Search a 2D Matrix
Problem link: https://leetcode.com/problems/search-a-2d-matrix/
Problem Statement
You are given an m x n integer matrix matrix with the following two properties:
- Each row is sorted in non-decreasing order.
- The first integer of each row is greater than the last integer of the previous row.
Given an integer target, return true if target is in matrix or false otherwise.
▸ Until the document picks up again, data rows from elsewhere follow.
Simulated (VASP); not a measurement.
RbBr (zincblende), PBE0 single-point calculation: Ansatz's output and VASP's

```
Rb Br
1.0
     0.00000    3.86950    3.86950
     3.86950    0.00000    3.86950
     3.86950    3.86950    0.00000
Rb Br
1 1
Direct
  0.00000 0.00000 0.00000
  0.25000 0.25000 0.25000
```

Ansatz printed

You must write a solution in O(log(m * n)) time complexity.
Input
An m x n matrix and an integer target.
Output
Boolean (true if target exists, false otherwise).
Example
Input: matrix = [[1,3,5,7],[10,11,16,20],[23,30,34,60]], target = 3 Output: true
Explanation
The values flow continuously: 7 is followed by 10, 20 is followed by 23. This allows us to treat the grid as a single sorted list: [1, 3, 5, 7, 10, 11, 16, 20, 23, 30, 34, 60].
Brute Force
Intuition
Perform a linear scan through every row and every column until the target is found or the end of the matrix is reached.
Approach
- Loop through each row from i = 0 to m-1.
- Loop through each column from j = 0 to n-1.
- If matrix[i][j] == target, return true.
- If loops finish, return false.
Dry Run
matrix = [[1, 3]], target = 3 Check (0,0): 1 != 3 Check (0,1): 3 == 3. Found!
Code (Java)
class Solution {
public boolean searchMatrix(int[][] matrix, int target) {
for (int i = 0; i < matrix.length; i++) {
for (int j = 0; j < matrix[0].length; j++) {
if (matrix[i][j] == target) return true;
}
}
return false;
}
}
Complexity Analysis
In the worst case, we visit every single element in the matrix.
Optimal Solution
Intuition
Since the matrix is fully sorted, we treat it as a virtual 1D array. A 1D index idx can be converted to 2D coordinates using: row = idx / n and col = idx % n (where n is the number of columns). We then apply standard Binary Search.
Approach
- Initialize low = 0 and high = (m * n) - 1.
- While low <= high:
- Find mid = low + (high - low) / 2.
- Get matrix value:
val = matrix[mid / n][mid % n]. - If val == target, return true.
- If val < target, low = mid + 1.
- Else, high = mid - 1.
- Return false if not found.
Dry Run
matrix [3x4], target = 3 low=0, high=11 mid=5 -> row=1, col=1 -> matrix[1][1] = 11 11 > 3, so high=4 mid=2 -> row=0, col=2 -> matrix[0][2] = 5 5 > 3, so high=1 mid=0 -> row=0, col=0 -> matrix[0][0] = 1 1 < 3, so low=1 mid=1 -> row=0, col=1 -> matrix[0][1] = 3. Found!
Code (Java)
class Solution {
public boolean searchMatrix(int[][] matrix, int target) {
if (matrix == null || matrix.length == 0) return false;
int m = matrix.length;
int n = matrix[0].length;
int low = 0, high = m * n - 1;
while (low <= high) {
int mid = low + (high - low) / 2;
int midVal = matrix[mid / n][mid % n];
if (midVal == target) return true;
else if (midVal < target) low = mid + 1;
else high = mid - 1;
}
return false;
}
}
Complexity Analysis
Binary search divides the search space in half each time across M*N total elements.
Quick Revision (Brute Force)
- Linear scan (M*N)
- O(M*N) time
Quick Revision (Optimal)
- Virtual 1D Binary Search
- row = mid / n, col = mid % n
- O(log(M*N)) time
- O(1) space